Scraping Brazilian GDP data from the SIDRA-IBGE website

Scraping Brazilian GDP data from the SIDRA-IBGE website

Paulo Ferreira Naibert https://github.com/pfnaibert/
2020-08-24

Last Updated 2020-09-03

In this post, we will scrape the brazilian gdp data from the SIDRA-IBGE website. Here, I use my own functions (based on other codes) to download the sidra data, but be aware that theres is a CRAN package for that here. My source code for the functions can be found here.

Also, there is another post here that makes a lot of the things we will be doing.

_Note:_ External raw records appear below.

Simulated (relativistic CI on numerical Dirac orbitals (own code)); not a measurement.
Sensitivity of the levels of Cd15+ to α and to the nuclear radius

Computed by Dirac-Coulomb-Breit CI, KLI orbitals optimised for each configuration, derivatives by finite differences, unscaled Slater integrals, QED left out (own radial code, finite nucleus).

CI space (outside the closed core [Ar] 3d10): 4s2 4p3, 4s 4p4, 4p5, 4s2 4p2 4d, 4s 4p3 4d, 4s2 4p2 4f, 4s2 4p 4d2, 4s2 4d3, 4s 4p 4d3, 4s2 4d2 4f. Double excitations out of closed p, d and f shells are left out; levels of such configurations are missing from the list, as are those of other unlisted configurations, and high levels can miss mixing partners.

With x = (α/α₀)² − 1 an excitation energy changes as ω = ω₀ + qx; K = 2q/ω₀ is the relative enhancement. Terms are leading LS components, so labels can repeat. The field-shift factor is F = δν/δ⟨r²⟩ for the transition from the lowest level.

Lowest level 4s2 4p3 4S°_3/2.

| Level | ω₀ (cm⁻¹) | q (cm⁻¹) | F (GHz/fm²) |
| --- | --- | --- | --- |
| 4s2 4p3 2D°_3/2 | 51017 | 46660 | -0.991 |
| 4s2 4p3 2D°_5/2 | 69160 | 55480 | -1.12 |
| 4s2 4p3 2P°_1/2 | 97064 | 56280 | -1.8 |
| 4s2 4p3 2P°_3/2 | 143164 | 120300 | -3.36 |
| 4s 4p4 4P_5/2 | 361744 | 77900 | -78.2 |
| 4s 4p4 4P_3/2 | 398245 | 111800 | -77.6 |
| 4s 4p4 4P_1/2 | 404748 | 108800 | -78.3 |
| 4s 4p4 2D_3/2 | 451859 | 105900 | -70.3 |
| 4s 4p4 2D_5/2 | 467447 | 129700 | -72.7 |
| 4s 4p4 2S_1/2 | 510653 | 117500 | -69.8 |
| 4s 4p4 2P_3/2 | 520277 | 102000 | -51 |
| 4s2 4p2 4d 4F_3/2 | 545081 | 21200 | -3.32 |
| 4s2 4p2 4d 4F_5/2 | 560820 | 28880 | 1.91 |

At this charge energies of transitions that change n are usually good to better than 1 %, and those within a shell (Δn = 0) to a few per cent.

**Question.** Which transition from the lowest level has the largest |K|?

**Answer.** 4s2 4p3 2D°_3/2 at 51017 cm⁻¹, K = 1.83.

Ok, disclaimers are out of the way. First, let’s load up our functions and other libraries.


# source functions
source("./myfuns.R")

# load libraries
library(dplyr)
library(reshape2)
library(lubridate)
library(dygraphs)
library(ggplot2)
library(ggthemes)

The gdp.dl.csv() function, downloads the data from the website and saves a .csv. The gdp.save.levels() and gdp.save.rets() functions load the .csv file, using the paths used in gdp.dl.csv(), transforms the data using the gdp.csv2df() function and saves a data.frame file with the .rds format. I separated the functions that download and trassform the data to avoid connecting to the internet every time I wanted to edit the .csv file. Also, the function df2ts() transforms the data.frame into a ts object because paged_table() and ggplot() do not accept ts objects, whereas dygraphs only accepts time series objects.


# download gdp
gdp.dl.csv()

# transform and save data
gdp.save.levels()
gdp.save.rets()

Now, let’s load our data.


# LOAD DATA

# levels
gdp.nominal  <- readRDS("../../data/gdp-nominal.rds")
gdp.real.NSA <- readRDS("../../data/gdp-real-NSA.rds")
gdp.real.SA  <- readRDS("../../data/gdp-real-SA.rds")

# rets
gdp.ret4    <- readRDS("../../data/gdp-ret4.rds")
gdp.ret1    <- readRDS("../../data/gdp-ret1.rds")
gdp.retsum4 <- readRDS("../../data/gdp-retsum4.rds")
gdp.retyear <- readRDS("../../data/gdp-retyear.rds")

# data as ts (for dygraphs)
gdp.nominal.ts  <- df2ts(gdp.nominal)
gdp.real.NSA.ts <- df2ts(gdp.real.NSA)
gdp.real.SA.ts  <- df2ts(gdp.real.SA)
gdp.ret4.ts     <- df2ts(gdp.ret4)
gdp.ret1.ts     <- df2ts(gdp.ret1)
gdp.retsum4.ts  <- df2ts(gdp.retsum4)
gdp.retyear.ts  <- df2ts(gdp.retyear)

# only GDPs
gdp.df <- data.frame( gdp.nominal[, c(1,2,3)],  "nominal"=gdp.nominal[, "GDP"], "real.NSA"=gdp.real.NSA[, "GDP"], "real.SA"=gdp.real.SA[, "GDP"],
                     "ret1"=gdp.ret1[, "GDP"], "ret4"=gdp.ret4[, "GDP"], "retsum4"=gdp.retsum4[, "GDP"] )
gdp.df$sum4.nomi    <- sum4(gdp.df$nominal)
gdp.df$sum4.real    <- sum4(gdp.df$real.NSA)
gdp.ts <- df2ts(gdp.df)

# show gdp.df
paged_table(gdp.df)

Cool, the data is loaded, let’s make a table with the annual gdp data starting in 2014.


tmp <- filter(gdp.df, date > "2014-01-01" & month(date) == "12" )
mat <- cbind( "Billions of current BRL"=tmp$sum4.nomi/1000, "Billions of 1995 BRL"=tmp$sum4.real/1000, "AC 4Q T/T-4"=tmp$retsum4)
rownames(mat) <- substring( date2qtr(tmp$date), 1, 4)
kable( t( apply( mat, 2, rev) ), digits=2, caption = "GDP by Year")
Table 1: GDP by Year
2019 2018 2017 2016 2015 2014
Billions of current BRL 7256.93 6889.18 6583.32 6269.33 5995.79 5778.95
Billions of 1995 BRL 1197.66 1184.20 1168.80 1153.54 1192.61 1236.45
AC 4Q T/T-4 1.10 1.30 1.30 -3.30 -3.50 0.50

Now, let’s make a table with quarterly gdp data starting from 2019.


tmp <- filter(gdp.df, date > "2019-01-01" )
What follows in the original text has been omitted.